You Know God’s Just Condemnation

This is offensive to the sensibilities of people, isn’t it? So often we are told, “God sends no one to hell; they send themselves there.” We’re told, “God doesn’t send anyone to hell because of their sinfulness, but because of what they didn’t do with Jesus Christ.” We’re told, “We all have an equal opportunity to get to heaven.” We’re asked, “What about those who sincerely seek after God?” The justice of God is hard to understand for a multicultural, pluralistic, so-called post-modern world. But the modern objection that says, “God is unjust,” is not modern at all. In Romans 9, this was one of the ancient objections to which Paul responded. This is an objection of natural sinfulness.
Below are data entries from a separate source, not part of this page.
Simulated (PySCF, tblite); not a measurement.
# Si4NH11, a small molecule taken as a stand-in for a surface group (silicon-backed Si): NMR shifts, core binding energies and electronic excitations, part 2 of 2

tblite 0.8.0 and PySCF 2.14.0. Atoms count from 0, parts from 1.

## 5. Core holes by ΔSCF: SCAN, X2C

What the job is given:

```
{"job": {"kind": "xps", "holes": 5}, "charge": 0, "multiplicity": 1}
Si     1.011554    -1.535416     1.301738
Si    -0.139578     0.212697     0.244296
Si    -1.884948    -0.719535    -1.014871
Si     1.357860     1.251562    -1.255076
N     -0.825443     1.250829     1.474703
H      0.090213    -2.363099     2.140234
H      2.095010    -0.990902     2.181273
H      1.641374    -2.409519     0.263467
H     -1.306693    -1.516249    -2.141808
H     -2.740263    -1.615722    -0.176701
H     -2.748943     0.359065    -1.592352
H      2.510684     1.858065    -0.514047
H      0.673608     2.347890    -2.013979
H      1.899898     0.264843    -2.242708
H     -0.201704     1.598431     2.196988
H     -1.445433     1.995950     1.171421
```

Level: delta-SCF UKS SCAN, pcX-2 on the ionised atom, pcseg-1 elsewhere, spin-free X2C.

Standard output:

Instead, the Word of God tells us that we are sinners and God is just. Scripture tells us that because of our sins, “every mouth may be stopped” and “the whole world may be held accountable to God” (Rom. 3:19). Scripture tells us that “all have sinned” and therefore all have “fall[en] short of the glory of God” (Rom. 3:23). Scripture tells us that “the wages of sin is death” (Rom. 6:23). Therefore, God would have done no injustice by leaving us all to perish and delivering us over to condemnation on account of sin. So don’t say a word about predestination until you know God’s just condemnation. He is the Supreme Judge who only does what is right.

You Know God’s Love

Don’t say a word about predestination until you know God’s love. I mentioned above the first article of the Canons of Dort. Now listen to the second article, before any mention is made of predestination:

But in this the love of God was manifested, that He sent His only begotten Son into the world, that whosoever believeth on Him should not perish, but have eternal life. (Canons of Dort, 1.2)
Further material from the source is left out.